I wrote no such thing. In the process of commercial product development (as well as in "hifi" as hobby) I have come across situations where I have good reason to conclude that I was facing something that was not revealed by the standard set of classic objective tests.
There are many items, most of which I am happy to put down to the changes from the test bench to a more complex, less controlled setup with more chances of actualising problems (hum loops and missing earth based noise pick-up are extremely obvious examples of such.
I mentioned my experiences conversationally in a specific conversation. I am not trying to challenge anyone, change anyone's thinking etc. (I tried that when I was a lot younger and have long since given it up as a waste of time that becomes more precious the older I get.
My comments were dropped off here (I would have suggested to simply delete them if offensive - had I been asked) with results I would have hoped to be unpredictable but at the same predicted to be exactly what happened.
However you don't seem to accept the very high probability that the explanation is that your methodology was flawed, and you didn't even keep a copy of the data.

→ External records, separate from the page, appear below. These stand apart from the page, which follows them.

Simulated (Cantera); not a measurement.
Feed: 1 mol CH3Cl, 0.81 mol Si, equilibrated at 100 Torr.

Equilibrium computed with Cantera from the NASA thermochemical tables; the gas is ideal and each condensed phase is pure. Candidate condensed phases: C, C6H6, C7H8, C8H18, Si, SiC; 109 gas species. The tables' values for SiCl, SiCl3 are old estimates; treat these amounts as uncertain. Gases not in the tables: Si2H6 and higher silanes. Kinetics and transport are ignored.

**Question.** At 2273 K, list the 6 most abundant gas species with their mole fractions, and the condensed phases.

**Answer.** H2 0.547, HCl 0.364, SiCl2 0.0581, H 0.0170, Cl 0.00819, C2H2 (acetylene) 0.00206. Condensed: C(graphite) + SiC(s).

I responded to what people wrote. I called this thread an echo chamber.
But you still feel able to criticise the way science is approached on this forum?
Yes, absolutely. I feel able to point out where problems exist in the way things are approached.
No you may ignore what I write, get angry Greta Thunberg style "How dare you", you may reject my criticism or you may look and see if perhaps there is something here.
It actually makes no difference to me.